Boygenius is probably the biggest thing in indie right now. Not the actual band, who only released one ep in 2018, but the members. Lucy Dacus, Phoebe Bridgers, and Julien Baker; these three 25-year-old queer white women from L.A. via the upper south have come to dominate indie rock in the waning days of the genre’s relevance. Thanks to the release of Baker’s “Little Oblivions,” in February, we now have one full studio album released by each of the band members after their collective breakthrough with Boygenius. The cultural influence of these women is only widening (a friend of a friend at UNC Ashville just got a Phoebe Bridgers tattoo…) so it’s worth looking at their music, how they are similar, and why they’re different.

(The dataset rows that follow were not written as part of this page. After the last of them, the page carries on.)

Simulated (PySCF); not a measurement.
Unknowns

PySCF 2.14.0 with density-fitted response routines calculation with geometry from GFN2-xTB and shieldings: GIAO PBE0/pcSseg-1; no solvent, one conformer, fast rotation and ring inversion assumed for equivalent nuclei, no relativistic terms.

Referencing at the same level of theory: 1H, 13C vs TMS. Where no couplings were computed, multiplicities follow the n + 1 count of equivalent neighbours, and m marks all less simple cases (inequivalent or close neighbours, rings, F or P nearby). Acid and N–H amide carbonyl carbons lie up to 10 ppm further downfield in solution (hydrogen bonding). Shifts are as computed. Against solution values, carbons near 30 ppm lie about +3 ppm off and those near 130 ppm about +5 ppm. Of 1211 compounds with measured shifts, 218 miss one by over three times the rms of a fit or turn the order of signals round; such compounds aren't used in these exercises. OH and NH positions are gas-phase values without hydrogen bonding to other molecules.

Julien Baker was the most established of the group by far coming into the release of Boygenius. Having released two albums and been signed to Matador, she had several accolades under her belt. Her sophomore album “Turn Out the Lights” charted well, and received good reviews from most major publications. Her musical style has also seen the most change following her association with the other two artists. Initially, Baker’s music was strictly one woman and a guitar, but her latest work sees her working with a full studio baking band similar to her contemporaries. This was a great relief to me personally, as I found the stripped-back style of her early albums a little tiresome. In a probable effort to shed the persona of “Sober, queer, Christian,” her latest album has been characterized as a concept album about her struggles with faith. This conflicted spirituality and struggle with tradition is a consistent through-line to Baker’s work. She’s also the most, for lack of a better word, literate of her peers. She has been published in academic journals, literary magazines, and her backup career was becoming an English teacher. This background helps Baker’s more restrained and refined lyrics shine through with a kind of classical appeal. Her poetry aspires to the heights of the Bronte sisters, rather than rock stardom.
Phoebe Bridgers is, in many ways, Baker’s opposite. Where Baker was well established and restrained, Bridgers had just debuted the year prior and saw a meteoric rise in popularity after joining the group. Her 2020 album “Punisher” has racked up three Grammy nominations and ranked among the best albums of the year in many listings. Her lyrical style has been characterized as emo folk, both as a compliment and as an insult. The music is passionate, straightforward, and unapologetically personal, discussing her relationship with her family, friends, and romantic partners. This makes Bridgers’ music the most accessible, and she has a devoted fanbase of young women and queer people who look up to her. In cultivating this fanbase, Bridger’s has created a more public life than the other members, sharing deeply personal stories of family conflicts, sexual assault, and mental health struggles. If any one of these women is likely to make a break for mainstream stardom, it’s Bridgers.
Lucy Dacus is somewhat more versatile than her peers. Unlike the contemporary indie-folk of Bridgers and Baker, she styles herself something of a rock star, and the aesthetic suits her well. Her voice is by far the most powerful of the three, capable of hitting meteoric highs and contralto lows with ease. She also plays electric guitar as her native instrument. Her lyrical range is large as well, hitting styles like badass dad rock, straightforward love songs, and even flirting with country music. This makes Dacus something of a wild card, as she’s capable of changing her entire energy mid-album or even mid-song. She’s also my personal favorite of Boygenius, so I may be a little biased, and yes, I have screamed “Night Shift” at the top of my lungs at the three in the morning… multiple times.